The report says currently about 30% of Auckland’s urban area is private green space. But expected population growth and intensification have the potential to reduce this area by five-to-10 percentage points over about the next 20 years, which would see about 3,000 hectares of Auckland’s existing private green space gone.

"Twenty years from now a typical Auckland suburb will likely be between 0.5 and 1.0 °C warmer on average due to climate change alone."

Upton points to a recent global review of urban heat modelling that sets out to estimate the contributions of various factors, including green space.

"This meta-analysis estimated that a 10% increase in green space reduced neighbourhood average air temperatures by 0.3 °C. Hence, the magnitude of the temperature change due to green space gains or losses could be as much as half that predicted for Auckland by climate change over the next 20 years. This back-of-the-envelope calculation suggests that the expected loss of urban green space will be noticeable in terms of urban heat in Auckland in coming decades."

"Moreover, the impacts of trees are likely to be even larger when the localised cooling impacts of shading are considered," he adds.
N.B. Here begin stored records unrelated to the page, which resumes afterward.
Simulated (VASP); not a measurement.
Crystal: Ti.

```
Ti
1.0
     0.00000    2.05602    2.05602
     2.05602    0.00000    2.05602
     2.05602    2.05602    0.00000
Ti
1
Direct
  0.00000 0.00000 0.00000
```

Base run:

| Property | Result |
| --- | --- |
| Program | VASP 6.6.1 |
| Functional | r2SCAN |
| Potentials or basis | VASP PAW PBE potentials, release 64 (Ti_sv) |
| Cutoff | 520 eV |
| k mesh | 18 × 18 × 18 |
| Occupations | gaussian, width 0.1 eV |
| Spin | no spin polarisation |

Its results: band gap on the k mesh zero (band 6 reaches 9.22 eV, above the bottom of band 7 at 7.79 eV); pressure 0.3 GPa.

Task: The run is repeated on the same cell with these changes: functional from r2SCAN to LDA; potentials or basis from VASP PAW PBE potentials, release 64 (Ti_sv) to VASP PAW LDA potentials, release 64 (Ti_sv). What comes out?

"Sophisticated stormwater models are available and are used to design larger new developments. But even basic models – like Auckland’s online stormwater device sizing tool – can give some idea of what is to come as the city fills in and covers up. Using the tool, stormwater flows for an area roughly the size of a city block in Auckland that currently has 55% impervious area and 45% green space were compared with expected flows from the same area if the green space was reduced to 35%. For a rainfall event that delivers 24 millimetres of rain in 24 hours, this reduction in green space will mean that an extra 38 cubic metres of rainwater will need to be managed. This represents an 18% increase in volume that needs to go somewhere - from just one rainfall event."

"The future Auckland suburb will also likely produce much higher peak flows into its receiving environment because water will move faster over the increased proportion of impermeable surfaces. With fewer green spaces available to filter the water and air, more pollution can be expected to be deposited in these environments too," Upton says.

Hotter suburbs more prone to flooding

In summary, he says urban intensification and climate change mean a typical Auckland suburb will be hotter and more prone to flooding in future. But, he says, neither of those problems is unavoidable.

"They can be solved by existing engineering options: air conditioning is increasingly being used around the world to offer respite during hot periods, and the capacity of traditional stormwater infrastructure can be upgraded to mitigate flooding risk. These engineered solutions come with costs. But more importantly, they provide none of the biodiversity, recreational and cultural co-benefits that make green space such an important element of a healthy, liveable city," says Upton.

"Before building or sealing over more, it would be worth considering whether a future largely devoid of backyard nature is really one we want to live in. Or, if that is to be the outcome of urban planning, whether significant new areas of public green space need to be created. This, like engineered solutions, will be costly – and difficult to achieve in inner-city areas."

Environmental "services" green spaces provide, including temperature regulation, stormwater management, air filtration and habitat provision, don’t just benefit individuals, Upton says.

"They benefit everyone around them. They are a form of infrastructure every bit as important as pipes and roads."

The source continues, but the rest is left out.